Routing and Efficient Evaluation Techniques for Multi-hop Mobile Wireless Networks
Abstract
In this dissertation, routing protocols, load-balancing protocols, and efficient evaluation techniques for multi-hop mobile wireless networks are explored.
With the advancements made in wireless communication and computer technologies, a new type of mobile wireless network, known as a mobile ad hoc network (MANET), has drawn constant attention. In recent years, several routing protocols for MANETs have been proposed. However, there still remains the need for mechanisms for better scalability support with respect to network size, traffic volume, and mobility. To address this issue, a new method for multi-hop routing in MANETs called Dynamic NIx-Vector Routing (DNVR) is proposed. DNVR has several distinct features compared to other existing on-demand routing protocols, which lead to more stable routes and better scalability.
Currently, ad hoc routing protocols lack load-balancing capabilities. Therefore they often fail to provide good service quality, especially in the presence of a large volume of network traffic since the network load concentrates on some nodes, resulting in a highly congested environment. To address this issue, a novel load-balancing technique for ad hoc on-demand routing protocols is proposed. The new method is simple but very effective in achieving load balance and congestion alleviation. In addition, it operates in a completely distributed fashion.

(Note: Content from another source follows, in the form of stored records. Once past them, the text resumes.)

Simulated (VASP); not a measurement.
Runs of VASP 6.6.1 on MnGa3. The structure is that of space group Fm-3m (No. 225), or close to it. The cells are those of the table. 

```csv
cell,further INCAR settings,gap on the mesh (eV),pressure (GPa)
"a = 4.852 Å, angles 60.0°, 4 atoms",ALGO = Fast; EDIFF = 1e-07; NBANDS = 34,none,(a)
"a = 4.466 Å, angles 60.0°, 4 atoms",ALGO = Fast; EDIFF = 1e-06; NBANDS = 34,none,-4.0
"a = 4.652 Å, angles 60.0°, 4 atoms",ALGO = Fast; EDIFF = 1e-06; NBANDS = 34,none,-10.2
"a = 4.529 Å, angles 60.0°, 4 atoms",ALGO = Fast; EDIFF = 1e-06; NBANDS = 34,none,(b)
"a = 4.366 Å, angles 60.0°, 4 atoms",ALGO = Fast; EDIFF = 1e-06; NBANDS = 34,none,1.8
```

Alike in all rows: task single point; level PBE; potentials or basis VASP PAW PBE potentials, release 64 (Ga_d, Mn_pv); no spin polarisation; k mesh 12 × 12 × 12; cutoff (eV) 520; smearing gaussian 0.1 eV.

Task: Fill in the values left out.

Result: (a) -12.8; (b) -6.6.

To evaluate and verify wireless network protocols effectively, especially to test their scalability properties, scalable and efficient network simulation methods are required. Usually simulation of such large-scale wireless networks needs a long execution time and requires a large amount of computing resources such as powerful CPUs and memory. Traditionally, to cope with this problem, parallel network simulation techniques with parallel computing capabilities have been considered. This dissertation explores a different type of method, which is efficient and can be achieved with a sequential simulation, as well as a parallel and distributed technique for large-scale mobile wireless networks.